Please note that this only applies to the AirGradient indoor monitor with PMS5003. If using the outdoor monitor with PMS5003T, we would need to adjust another portion of the code.

And here is an example of corrected results after the fix:

PM2.5 (CF=1) ug/m3: 36
PM2.5 (CF=ATM) ug/m3: 33
PM2.5 (CF=EPA) ug/m3: 21
PM2.5 (CF=3.4) ug/m3:: 16

Temperature in C: 20.85
Relative Humidity: 40

If we apply the EPA correction (Correction Algorithms) based on the RH (40%) and the CF=ATM (33 ug/m3) measurements above, we are then able to get 20.89 ug/m3, which rounded then matches the 21 value reported above.

I’ll see if next week I can then share the comparisons of all four PM2.5 estimations implemented herein.

Guilherme · August 25, 2024, 11:31pm

Hi @Achim_AirGradient just a note here - as I was looking for the newly introduced compensated code in the arduino github repo, I found that you have a recent implementation in here (arduino/src/PMS/PMS.cpp at master · airgradienthq/arduino · GitHub).

However, I am afraid this may face the exact same bugs that I had in my original implementation, and then fixed today (as described in my previous post).

Firstly, the pm25 input argument for that function is an integer, and that is then used for some divisions (e.g. pm25 / 20). I believe for the division to work correctly, the pm25 should be float instead.

Similarly, with hardcoded values in other divisions, e.g. “3/2” in line 292 and “21/5” in line 296. The divisions numerators should be float as well (e.g. replace 3 with 3. , and 21 with 21.) to work as expected.

Finally, the cast of the result back to int may not be rounded properly. For example, the expected result 20.89 for input values of PM2.5=33 and RH=40 would be returned as 20 instead of 21. As discussed here: floating point - C++: How to round a double to an int? - Stack Overflow

At least these are the things I had to fix to make my implementation work, and seem to be similar in the github arduino code too. I’m not that familiar with C++, and may therefore be overlooking some details in the github implementation though. But I thought it would be worth to report it to you to double check.

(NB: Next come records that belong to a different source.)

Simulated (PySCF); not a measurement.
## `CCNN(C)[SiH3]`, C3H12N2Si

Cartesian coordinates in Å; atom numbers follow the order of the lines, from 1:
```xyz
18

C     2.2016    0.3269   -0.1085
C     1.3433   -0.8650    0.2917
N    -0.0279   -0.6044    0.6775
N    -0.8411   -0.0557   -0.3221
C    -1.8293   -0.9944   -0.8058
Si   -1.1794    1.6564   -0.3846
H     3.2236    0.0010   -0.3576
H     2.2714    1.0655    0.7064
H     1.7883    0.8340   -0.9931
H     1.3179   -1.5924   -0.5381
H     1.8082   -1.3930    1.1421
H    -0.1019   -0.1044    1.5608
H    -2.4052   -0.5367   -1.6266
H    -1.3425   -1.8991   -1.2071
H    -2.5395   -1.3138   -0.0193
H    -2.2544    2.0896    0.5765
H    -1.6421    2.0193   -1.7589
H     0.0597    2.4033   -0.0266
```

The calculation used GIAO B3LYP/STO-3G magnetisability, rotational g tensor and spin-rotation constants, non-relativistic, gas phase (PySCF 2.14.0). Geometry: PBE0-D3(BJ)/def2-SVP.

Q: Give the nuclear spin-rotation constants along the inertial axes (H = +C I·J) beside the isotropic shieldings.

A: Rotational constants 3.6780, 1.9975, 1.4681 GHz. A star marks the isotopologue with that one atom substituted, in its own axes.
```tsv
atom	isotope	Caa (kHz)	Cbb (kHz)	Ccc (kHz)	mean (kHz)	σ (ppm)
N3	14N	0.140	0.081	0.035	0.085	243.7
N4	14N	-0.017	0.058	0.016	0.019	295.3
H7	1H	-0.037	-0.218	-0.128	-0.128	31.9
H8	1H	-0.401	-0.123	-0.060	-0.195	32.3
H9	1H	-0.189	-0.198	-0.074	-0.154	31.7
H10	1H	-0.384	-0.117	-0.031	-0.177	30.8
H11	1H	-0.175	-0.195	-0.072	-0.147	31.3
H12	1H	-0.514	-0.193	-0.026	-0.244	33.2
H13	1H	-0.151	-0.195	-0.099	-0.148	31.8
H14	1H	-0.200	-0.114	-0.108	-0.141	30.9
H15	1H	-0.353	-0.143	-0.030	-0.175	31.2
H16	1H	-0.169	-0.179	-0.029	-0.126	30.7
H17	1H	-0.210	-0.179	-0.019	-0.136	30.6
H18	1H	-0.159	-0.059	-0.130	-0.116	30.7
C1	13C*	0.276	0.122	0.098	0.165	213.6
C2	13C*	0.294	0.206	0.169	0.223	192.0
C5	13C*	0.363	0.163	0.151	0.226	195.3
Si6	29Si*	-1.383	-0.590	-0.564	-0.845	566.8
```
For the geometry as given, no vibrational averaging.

PS: After sending it, I noticed there may be at least another issue with the arduino code in particular. For example, line 296 seems to be missing a power of 2 on a pm25 reference:

(8.84f * (1.e-4) * pm25* (pm25/50 - 21/5))

Achim_AirGradient · August 25, 2024, 11:48pm

@Guilherme Thank you for reporting. Ticket has been created on github.
Check Compensation Formula · Issue #225 · airgradienthq/arduino · GitHub

Please feel free to comment there.

Guilherme · August 31, 2024, 8:17pm

After two weeks with data collected, I can now share some initial insights with these numbers here.

TL;DR - a few key takeaways:

Reproduced CF_1 / CF_ATM ratio dependence on CF_1 readings (as reported by Dr. Wallace - link)
CF=ATM (current AG default) overestimates PM 2.5 readings in comparison to CF=3.4 and EPA
When PM 2.5 is below 5 μg/m³ , all methods seem to yield more similar values (including CF=ATM)
Although at values below 2 μg/m³ , CF=ATM seems to rather underestimate PM 2.5 (vs EPA or 3.4)
CF=3.4 never seems to return any zero-values, whereas others do (CF=ATM enforces this)
EPA wouldn’t return zero-values either, but if one rounds them to integer, it will happen too

My first goal was to try to replicate the plot by Dr. Wallace on the CF=1 / CF_ATM ratio as implemented in PMS5003 sensors. His data was obtained with PurpleAir monitors, but as AirGradient indoor monitors share the same sensor, I thought this would be a nice initial sanity check for the data I’m getting.

So this looks as expected. But please note that it only works if one selects raw data to be exported from the server (as this indeed seems to be raw, even though only sampled once per minute). For any other selection (e.g. 5 min), the data seem to be averaged and the plot above will look different.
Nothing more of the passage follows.